But Job had patience. He anticipated the Penguins in Madagascar whose motto was, "just smile and wave". Which was a smarter move than some might think because the afflictions of Job, like the carbuncles of Karl Marx, were givens.
Marx thought he -- in particular -- had the key to why the universe worked. It's almost as if Job decided that since Yahweh wasn't doing too good a job, he'd do it for Him. Marx would fix things. So he spent his life working on the big picture and came up with dialectical materialism and the path to his Worker's Paradise, where presumably, there would be no furuncles.
I don't want to trivialize Marx's ideas by attributing them all to his physical discomforts, but I think it's worth pointing out that this is why freedom exists: because no one man has the answers for all of us. He's limited by own condition. Marx was a man, and a sick one at that. Too bad subsequent generations of hucksters took to treating him like a prophet. They would have done better thinking for themselves.
If Karl had lived long enough, Lenin or Stalin would no doubt have shot his doctors.
Then again, probably Karl would have been shot first, either as a bourgeois exploiter, or as a "right deviationist" or maybe as a fellow-traveller of the "Trotskyite-Zinovievite Terrorist Center." Carbuncles were probably better.

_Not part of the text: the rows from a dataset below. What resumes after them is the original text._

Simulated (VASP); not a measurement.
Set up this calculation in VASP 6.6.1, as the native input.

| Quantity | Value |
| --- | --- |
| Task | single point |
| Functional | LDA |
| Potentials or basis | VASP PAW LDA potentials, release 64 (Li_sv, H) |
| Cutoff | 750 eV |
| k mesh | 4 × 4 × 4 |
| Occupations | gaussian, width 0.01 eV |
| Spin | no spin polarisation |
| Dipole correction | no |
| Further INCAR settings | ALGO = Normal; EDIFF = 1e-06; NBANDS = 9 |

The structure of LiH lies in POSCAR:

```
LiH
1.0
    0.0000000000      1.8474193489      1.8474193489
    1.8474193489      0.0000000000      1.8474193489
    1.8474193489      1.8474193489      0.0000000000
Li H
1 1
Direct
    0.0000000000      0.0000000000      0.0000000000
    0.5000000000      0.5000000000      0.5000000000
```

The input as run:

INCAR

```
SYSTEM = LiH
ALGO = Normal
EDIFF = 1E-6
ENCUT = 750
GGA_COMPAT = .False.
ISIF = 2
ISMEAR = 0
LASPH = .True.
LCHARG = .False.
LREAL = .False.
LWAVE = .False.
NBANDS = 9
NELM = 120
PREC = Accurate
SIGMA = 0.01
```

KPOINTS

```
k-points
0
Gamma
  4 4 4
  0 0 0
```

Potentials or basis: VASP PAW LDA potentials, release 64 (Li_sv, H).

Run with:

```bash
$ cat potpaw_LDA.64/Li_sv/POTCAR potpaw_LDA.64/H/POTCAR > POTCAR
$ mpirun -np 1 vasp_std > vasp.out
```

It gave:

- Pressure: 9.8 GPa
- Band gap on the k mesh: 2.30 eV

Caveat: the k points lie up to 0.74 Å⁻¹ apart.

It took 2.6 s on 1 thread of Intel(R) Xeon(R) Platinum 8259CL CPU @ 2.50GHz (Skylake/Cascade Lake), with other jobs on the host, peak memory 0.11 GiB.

Served him right to suffer. If it it cut the amount he wrote, we are that much better off.
The best part of this is that Marx wrote to someone that "at least this is a working class ailment" or somesuch. No kidding. Unsure if this is in the same article, but I vividly remember laughing at it when I read it.
Lenin had the syph, which Marx probably thought was a bourgeois ailment. Stalin was just a garden variety sociopath.
Karl Marx wasn’t entirely bad. He supported the Union against the Confederacy. He rightly saw the slave master ideology of the Confederacy to be diametrically opposed to the interests of the working class, both in North America and worldwide. Keeping the United Kingdom and France out of the American Civil War was paramount to Union diplomacy, and Karl Marx agitated against any “multinational peacekeeping force” being sent to the United States. (Another multinational peacekeeping force was sent to Mexico, leading to the installation of Emperor Maximilian.)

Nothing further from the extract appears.